Summary

Chapter One, "The Bride," begins by explaining that the year Buttercup was born, the most beautiful woman in the world was a French scullery maid who had a weakness for chocolate and soon lost her beautiful figure to chocolate mints and nougat. The chapter proceeds to chronicle Buttercup's early years through a timeline of the world's most beautiful women and their humorous and tragic downfalls, ultimately leaving Buttercup, age seventeen, barely in the top twenty.

But beauty did not matter to Buttercup, who spent her days riding her horse, avoiding her parents' arguments, avoiding any type of beauty routine, such as bathing, and hair-combing. She also spent her days taunting Westley, the young man who worked on her parents' land and answered to the name, "Farm Boy." The village boys all developed infatuations with the tomboyish Buttercup, but she had no use for them. Slowly, news of her beauty—or potential for beauty—spread across the kingdom, and one day Count Rugen, Prince Humperdinck's right-hand man, drops by their farm with his wife, the Countess, and an entire royal entourage. They come armed with an excuse that they must learn the secret to their cattle-raising, which is obviously untrue since Buttercup's parents are widely known to have some of the worst cows in the land. While Westley shows the Countess how to feed the cows, Buttercup feels a sudden intense jealousy of the Countess, who is the whole time ogling Westley. Buttercup is so swept by her own sentiments that she does not notice that the whole time, the Count is ogling her.

Buttercup is unable to sleep that night, and as she tosses and turns, she tries to pinpoint what the beautiful, rich Countess could have possibly desired in Westley. Soon before dawn, her jealousy (rated by the narrator, or rather, by "S. Morgenstern," as the fourth worst case of jealousy in history) overwhelms her. She knocks on Westley's door and confesses her love to him. She speaks long and beautifully, and when she finishes he slams the door in her face. She is horrified. She returns home, and spends the rest of the night rationalizing why he would not done such a thing. Buttercup concludes that he must be too dumb to respond, and that the best he would have been able to muster would be, "Duhhhhhhh, tanks, Buttercup." She bursts into tears and weeps the day away.

In the evening, Westley comes to her door, packed and preparing to leave for America. An exchange follows in which a confused Buttercup informs him spitefully that the Countess will not love him for long, and certainly would not be happy living with him in America. A frustrated Westley finally interrupts and explains that he returns her love. They then share a most beautiful good-bye kiss, one that ranks higher than the five kisses that had previously ranked highest in history.

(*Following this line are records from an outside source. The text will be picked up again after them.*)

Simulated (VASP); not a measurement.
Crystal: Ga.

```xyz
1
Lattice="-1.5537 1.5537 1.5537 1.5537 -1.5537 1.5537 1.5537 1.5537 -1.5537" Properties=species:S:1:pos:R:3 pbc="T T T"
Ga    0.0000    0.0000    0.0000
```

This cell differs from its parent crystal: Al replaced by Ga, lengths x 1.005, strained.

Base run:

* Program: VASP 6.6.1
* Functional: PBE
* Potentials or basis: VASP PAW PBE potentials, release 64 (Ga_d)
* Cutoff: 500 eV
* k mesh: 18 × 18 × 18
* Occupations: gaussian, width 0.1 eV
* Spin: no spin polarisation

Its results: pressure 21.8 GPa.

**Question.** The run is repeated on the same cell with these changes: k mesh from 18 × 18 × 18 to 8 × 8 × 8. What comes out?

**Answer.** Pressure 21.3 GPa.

During the next few weeks, Buttercup begins to take meticulous care of her personal appearance, so that when Westley returns he would still find her beautiful. She is gloriously happy, in love, and all of a sudden she is bombarded with the news that Westley was captured and killed by pirates. She retires to her room without hysteria, and when she at last emerges, thinner, wiser, sadder, she finally is the most beautiful woman in the world.

Analysis

From the very beginning of the story, the narrator's tongue-in-cheek humor assures us that The Princess Bride is not an ordinary tale of heroism and fantasy. The main character, Buttercup, is not even the most beautiful woman in the world, as one might expect a fantastical heroine to be. The openly stated fact that she is barely in the top twenty makes the story even more surprising and humorous. Through added details of rankings, the narrative voice places a sincere mockery over the story and characters. We learn that the events of the first chapter take place after Paris, blue-jeans, taste, arguments, stew, and mirrors, but before Europe and ulcers. We watch Buttercup inadvertently scale the ranks of the world's most beautiful women. We realize that nothing in this tale is going to be smooth or conventional.

William Goldman enters the text once, italicizing his own words, to discuss S. Morgenstern's use of parentheses. He informs us that his editors are pulling their hair out over the facts the writer has chosen to insert, questioning their validity and their necessity at all. William Goldman tells us what he says he told them—that S. Morgenstern put them there for whatever reason he wanted, perhaps to suggest that the story is fiction. At any rate, he ends by saying that if the parentheses bug us as readers, then we should not read them.

The insertion of William Golding's voice is the first of many, and it is particularly interesting because he told us just in the last chapter that his system of writing is simply to include what sounds right. Here he is excusing the fictional S. Morgenstern for doing the same thing, and it all could be seen as a clever way of reminding the readers not to take the story too seriously, and to enjoy what the writer put there without trying to figure out why. After all, perhaps S. Morgenstern, like William Goldman himself, simply writes what sounds right. We see here the beginning of what is in its entirety a very self- conscious book. Whenever something could potentially strike us as strange and untrue, William Goldman steps in and offers explanations, apologies and forgiveness for the books' "real author." He is at once writer and critic, actor and audience, rule-creator, and trouble-maker.